I was doing some research on the internet on Chicago neighborhoods at the Encyclopedia of Chicago, and I was reading an article on the far south side neighborhood of Calumet Heights. In this article they mentioned a book by a former resident Louis Rosen. The title is The South Side: The Racial Transformation of an American Neighborhood.
This the story of racial change and turnover. How a community fell apart in the face of unfounded fears and how the community actually looks after the racial turnover. Racial turnover occured all over Chicago's south side.
This area is bounded from about the Chicago Skyway running diagonally on the east, to Stony Island on the west, and then the Illinois Central Railroad on the south. The racial transformation that began west of Stony Island started to seep east of Stony Island. East of Stony Island was the Jewish community which fell apart by 1970-71.
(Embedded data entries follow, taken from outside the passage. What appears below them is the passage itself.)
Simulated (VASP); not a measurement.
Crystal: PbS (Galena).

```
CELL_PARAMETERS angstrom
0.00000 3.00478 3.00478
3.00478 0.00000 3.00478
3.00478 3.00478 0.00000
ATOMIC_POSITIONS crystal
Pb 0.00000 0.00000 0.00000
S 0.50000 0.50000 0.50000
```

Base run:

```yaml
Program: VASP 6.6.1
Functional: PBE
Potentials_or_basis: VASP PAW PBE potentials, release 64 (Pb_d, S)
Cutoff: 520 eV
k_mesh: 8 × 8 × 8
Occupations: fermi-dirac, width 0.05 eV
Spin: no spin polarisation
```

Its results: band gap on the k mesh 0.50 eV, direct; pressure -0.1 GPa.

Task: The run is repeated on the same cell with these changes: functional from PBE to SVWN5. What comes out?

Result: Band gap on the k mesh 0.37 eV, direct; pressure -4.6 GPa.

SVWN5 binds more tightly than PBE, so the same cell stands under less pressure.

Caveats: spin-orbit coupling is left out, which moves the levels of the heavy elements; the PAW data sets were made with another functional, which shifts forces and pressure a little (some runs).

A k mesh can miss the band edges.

No doubt a white person who have though that blacks were poor, dirty, theives, violent, etc. would be surprised at how the old neighborhood looks if they visited it today. Most of the blacks that moved into this neighborhood were middle class. The message could have been this didn't have to happen the Jews and the blacks could have neighbors but it wasn't meant to be.
Of course this place wasn't entirely Jewish. There were whites of other ethnicities there too but this story revolves around the originally indigenous Jewish community and the migrating blacks who were moving in. These groups seem to have a similar history which hopefully could translate into friendship. They've both experience horrible treatment of some kind, but that came for naught during a brief period in the 60s and early 70s.
This neighborhood east of Stony Island is still middle class today and mostly black. Also this area contains a neighborhood known as Pill Hill so named because that was where health care professionals once lived. It is also home to Cook County Board President John Stroger. The people who left this place years ago would see that it hasn't changed much. Their synagogue and community center is now property of the Chicago Public Schools, but the houses are taken care of and the lawns are well groomed. The black residents have taken care of what the original inhabitants have left them.